So I was a bit startled when tears welled in my eyes and spilled down my cheeks recently when I was reading a cookbook. Yup, you read that right. See You on Sunday by Sam Sifton brought me to tears.

Those who know me well may not be particularly surprised by this. I come from a “foodie family,” one where we talk about recipes and meals (actual and planned) all the time, usually while eating. Creations — pies, bread, gnocchi, grilled meat, cookies (oh, the cookies!) — are shared in group texts and Instagram posts and stories.

But we all know it’s about more than the food. It’s the practice and love of preparing food for others and sharing with others that runs deep in our veins.

And that — the breaking bread in our homes and eating together with glad and sincere hearts (to paraphrase Acts 2:46) — is what I miss most. And why I wept when I read through Sifton’s beautiful tribute and simple guide to Sunday suppers.

The point of Sunday dinner is just to have it. Even if you don’t particularly like entertaining, there is great pleasure to be had in cooking for others, and great pleasure to be taken from the experience of gathering to eat with others. Sunday dinner isn’t a dinner party. It is not entertainment. It’s just a fact…. It makes life a little better, almost every time.

See You on Sunday, Sam Sifton

I vowed to myself — and now to you, blog — that when we’re able to gather indoors again, Sunday supper will become a regular occurrence at our home. It’ll be loud with talk, tears, and laughter, clattering of dishes and pans, clinks of glasses. There will be days when we don’t feel like doing it, but we will. Sometimes we’ll have to scramble to make enough to fill everyone’s plate or glass. Occasionally the food will be overdone or under-seasoned (or vice versa), but most nights it’ll be tasty.

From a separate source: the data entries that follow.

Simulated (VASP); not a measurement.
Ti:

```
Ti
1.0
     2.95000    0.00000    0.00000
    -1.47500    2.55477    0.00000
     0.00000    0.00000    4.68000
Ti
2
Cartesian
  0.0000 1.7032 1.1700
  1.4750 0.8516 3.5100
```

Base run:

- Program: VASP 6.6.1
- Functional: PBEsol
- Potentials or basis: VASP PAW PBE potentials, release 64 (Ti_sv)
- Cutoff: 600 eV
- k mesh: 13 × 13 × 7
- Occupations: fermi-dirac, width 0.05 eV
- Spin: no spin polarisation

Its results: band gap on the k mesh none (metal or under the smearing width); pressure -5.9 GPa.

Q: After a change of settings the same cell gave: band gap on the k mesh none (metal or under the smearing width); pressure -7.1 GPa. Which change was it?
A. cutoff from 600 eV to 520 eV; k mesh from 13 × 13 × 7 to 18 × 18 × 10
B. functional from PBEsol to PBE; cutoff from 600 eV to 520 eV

But every night, it’ll be glorious — nourishing for body and spirit — because we’ll be together around a crowded table*.

The door is always open
Your picture’s on my wall
Everyone’s a little broken
And everyone belongs

I want a house with a crowded table
And a place by the fire for everyone
Let us take on the world while we’re young and able
And bring us back together when the day is done

“Crowded Table” by The Highwomen

* It’s no surprise that this song was the title of the family playlist on Spotify that my brother and niece put together for our clan’s Thanksgiving celebrations. Go ahead and give it a listen.